Recent advances in state-of-the-art DNN architecture design have been moving
toward Transformer models. These models achieve superior accuracy across a wide
range of applications. This trend has been consistent over the past several
years since Transformer models were originally introduced. However, the amount
of compute and bandwidth required for inference of recent Transformer models is
growing at a significant rate, and this has made their deployment in
latency-sensitive applications challenging. As such, there has been an
increased focus on making Transformer models more efficient, with methods that
range from changing the architecture design, all the way to developing
dedicated domain-specific accelerators. In this work, we survey different
approaches for efficient Transformer inference, including: (i) analysis and
profiling of the bottlenecks in existing Transformer architectures and their
similarities and differences with previous convolutional models; (ii)
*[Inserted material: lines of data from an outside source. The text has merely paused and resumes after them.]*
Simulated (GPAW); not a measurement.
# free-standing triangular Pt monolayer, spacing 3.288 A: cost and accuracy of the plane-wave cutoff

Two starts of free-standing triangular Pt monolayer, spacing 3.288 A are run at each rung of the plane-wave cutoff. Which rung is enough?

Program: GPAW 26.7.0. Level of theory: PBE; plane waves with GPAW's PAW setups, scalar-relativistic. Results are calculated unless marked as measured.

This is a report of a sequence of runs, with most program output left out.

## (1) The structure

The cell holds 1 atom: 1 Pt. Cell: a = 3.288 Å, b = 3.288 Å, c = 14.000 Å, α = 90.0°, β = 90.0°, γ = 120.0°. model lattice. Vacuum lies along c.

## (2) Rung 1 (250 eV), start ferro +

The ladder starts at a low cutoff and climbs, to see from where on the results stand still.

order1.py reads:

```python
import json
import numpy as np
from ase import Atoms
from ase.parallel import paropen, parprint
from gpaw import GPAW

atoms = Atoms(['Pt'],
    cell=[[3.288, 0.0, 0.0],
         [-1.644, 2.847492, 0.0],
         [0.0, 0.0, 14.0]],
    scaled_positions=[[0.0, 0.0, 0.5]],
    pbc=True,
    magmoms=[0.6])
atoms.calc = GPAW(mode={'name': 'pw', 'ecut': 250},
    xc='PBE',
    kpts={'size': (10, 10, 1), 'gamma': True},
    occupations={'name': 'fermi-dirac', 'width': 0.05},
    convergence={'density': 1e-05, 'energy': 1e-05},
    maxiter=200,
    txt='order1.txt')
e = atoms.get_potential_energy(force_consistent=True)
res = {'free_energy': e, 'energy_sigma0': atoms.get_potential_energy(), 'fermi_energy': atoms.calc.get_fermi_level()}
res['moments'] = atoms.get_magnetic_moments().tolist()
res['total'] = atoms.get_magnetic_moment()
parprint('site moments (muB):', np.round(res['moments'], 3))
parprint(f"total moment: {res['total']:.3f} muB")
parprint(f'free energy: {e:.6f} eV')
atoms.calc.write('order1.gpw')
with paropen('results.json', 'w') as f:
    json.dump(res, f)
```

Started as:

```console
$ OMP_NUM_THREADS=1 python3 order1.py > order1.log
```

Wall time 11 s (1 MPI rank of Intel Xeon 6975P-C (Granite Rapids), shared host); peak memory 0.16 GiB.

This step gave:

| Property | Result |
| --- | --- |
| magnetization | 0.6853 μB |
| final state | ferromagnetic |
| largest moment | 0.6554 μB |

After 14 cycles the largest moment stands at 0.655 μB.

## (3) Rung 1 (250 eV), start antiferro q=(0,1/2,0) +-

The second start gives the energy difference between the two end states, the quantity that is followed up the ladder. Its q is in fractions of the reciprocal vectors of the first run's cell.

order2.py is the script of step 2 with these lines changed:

implications of Transformer architecture on hardware, including the impact of
non-linear operations such as Layer Normalization, Softmax, and GELU, as well
as linear operations, on hardware design; (iii) approaches for optimizing a
fixed Transformer architecture; (iv) challenges in finding the right mapping
and scheduling of operations for Transformer models; and (v) approaches for
optimizing Transformer models by adapting the architecture using neural
architecture search. Finally, we perform a case study by applying the surveyed
optimizations on Gemmini, the open-source, full-stack DNN accelerator
generator, and we show how each of these approaches can yield improvements,
compared to previous benchmark results on Gemmini. Among other things, we find
that a full-stack co-design approach with the aforementioned methods can result
in up to 88.7x speedup with a minimal performance degradation for Transformer
inference